A very interesting article in the New York Times about the joys of manual labor. (link via Leiter Reports) The author of the piece has a Ph.D in philosophy. He runs a motorcycle repair shop in Virginia.
The television show“Deadliest Catch” depicts commercial crab fishermen in the Bering Sea. Another, “Dirty Jobs,” shows all kinds of grueling work; one episode featured a guy who inseminates turkeys for a living. The weird fascination of these shows must lie partly in the fact that such confrontations with material reality have become exotically unfamiliar. Many of us do work that feels more surreal than real. Working in an office, you often find it difficult to see any tangible result from your efforts. What exactly have you accomplished at the end of any given day? Where the chain of cause and effect is opaque and responsibility diffuse, the experience of individual agency can be elusive. “Dilbert,” “The Office” and similar portrayals of cubicle life attest to the dark absurdism with which many Americans have come to view their white-collar jobs.

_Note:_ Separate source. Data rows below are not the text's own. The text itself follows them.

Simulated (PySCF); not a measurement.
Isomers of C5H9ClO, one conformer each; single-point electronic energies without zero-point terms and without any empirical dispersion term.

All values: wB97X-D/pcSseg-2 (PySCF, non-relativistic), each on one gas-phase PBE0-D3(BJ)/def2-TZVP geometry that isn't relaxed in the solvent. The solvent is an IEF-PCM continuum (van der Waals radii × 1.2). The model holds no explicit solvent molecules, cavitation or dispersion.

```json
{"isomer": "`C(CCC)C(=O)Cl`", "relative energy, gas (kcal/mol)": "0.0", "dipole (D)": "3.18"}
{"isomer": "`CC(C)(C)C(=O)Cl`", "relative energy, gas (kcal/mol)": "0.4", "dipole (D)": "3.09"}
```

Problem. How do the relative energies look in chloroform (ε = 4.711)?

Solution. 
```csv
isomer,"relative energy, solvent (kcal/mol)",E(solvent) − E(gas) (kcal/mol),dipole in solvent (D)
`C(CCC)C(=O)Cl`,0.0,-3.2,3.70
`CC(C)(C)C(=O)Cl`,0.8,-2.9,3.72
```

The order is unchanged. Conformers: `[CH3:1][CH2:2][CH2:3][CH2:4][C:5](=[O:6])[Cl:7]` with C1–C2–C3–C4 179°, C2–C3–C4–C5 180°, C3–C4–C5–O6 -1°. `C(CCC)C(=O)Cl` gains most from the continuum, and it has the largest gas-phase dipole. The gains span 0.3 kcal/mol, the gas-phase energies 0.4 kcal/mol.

Is there a more “real” alternative (short of inseminating turkeys)?
High-school shop-class programs were widely dismantled in the 1990s as educators prepared students to become “knowledge workers.” The imperative of the last 20 years to round up every warm body and send it to college, then to the cubicle, was tied to a vision of the future in which we somehow take leave of material reality and glide about in a pure information economy. This has not come to pass. To begin with, such work often feels more enervating than gliding. More fundamentally, now as ever, somebody has to actually do things: fix our cars, unclog our toilets, build our houses.
When we praise people who do work that is straightforwardly useful, the praise often betrays an assumption that they had no other options. We idealize them as the salt of the earth and emphasize the sacrifice for others their work may entail. Such sacrifice does indeed occur — the hazards faced by a lineman restoring power during a storm come to mind. But what if such work answers as well to a basic human need of the one who does it? I take this to be the suggestion of Marge Piercy’s poem “To Be of Use,” which concludes with the lines “the pitcher longs for water to carry/and a person for work that is real.” Beneath our gratitude for the lineman may rest envy.
This seems to be a moment when the useful arts have an especially compelling economic rationale. A car mechanics’ trade association reports that repair shops have seen their business jump significantly in the current recession: people aren’t buying new cars; they are fixing the ones they have. The current downturn is likely to pass eventually. But there are also systemic changes in the economy, arising from information technology, that have the surprising effect of making the manual trades — plumbing, electrical work, car repair — more attractive as careers. The Princeton economist Alan Blinder argues that the crucial distinction in the emerging labor market is not between those with more or less education, but between those whose services can be delivered over a wire and those who must do their work in person or on site. The latter will find their livelihoods more secure against outsourcing to distant countries. As Blinder puts it, “You can’t hammer a nail over the Internet.” Nor can the Indians fix your car. Because they are in India.
The article is six pages long. Do read the whole thing. Matthew Crawford, Ph.D in philosophy, fascinates with his perspective on work and satisfaction with life. The paradox here of course is that had Crawford not gone through the initial "safe" life trajectory of higher education and cubicle jobs of "ideas," he wouldn't probably have developed such a carefully weighed and regret-free appreciation for manual labor and nor perhaps the facility with words to make his case so succinctly for the cost-benefit of the informed choice he made.
Crawford begins his piece with a reference to a television show. That reminded me of another TV show, also to do with jobs. I am not much of a TV watcher. But during our brief stay in Germany in the early eighties, I used to watch a fair amount of TV with my two small children partly out of boredom and partly in order to get a grip on the German language. A game show called "Was bin Ich?" (a spin off of the American game show, What's My Line?) used to air on German TV in those days. I remember noting with interest that some of the hardest vocations for the hosts to guess were manual jobs, even though one would think that such work would offer up more concrete clues than amorphous intellectual pursuits. But then as Crawford notes, inseminating turkeys is working with your hands but who would ever guess that someone actually does it? Similarly, I remember that on "Was bin Ich?" one guy's job completely stumped the hosts and he ended up earning a sizable prize for keeping them in suspense for the entire episode. He turned out to be a "Totenkopf Maler." ( see translation) Evidently, there is a market for painted skulls – at least, there must have been one in Germany!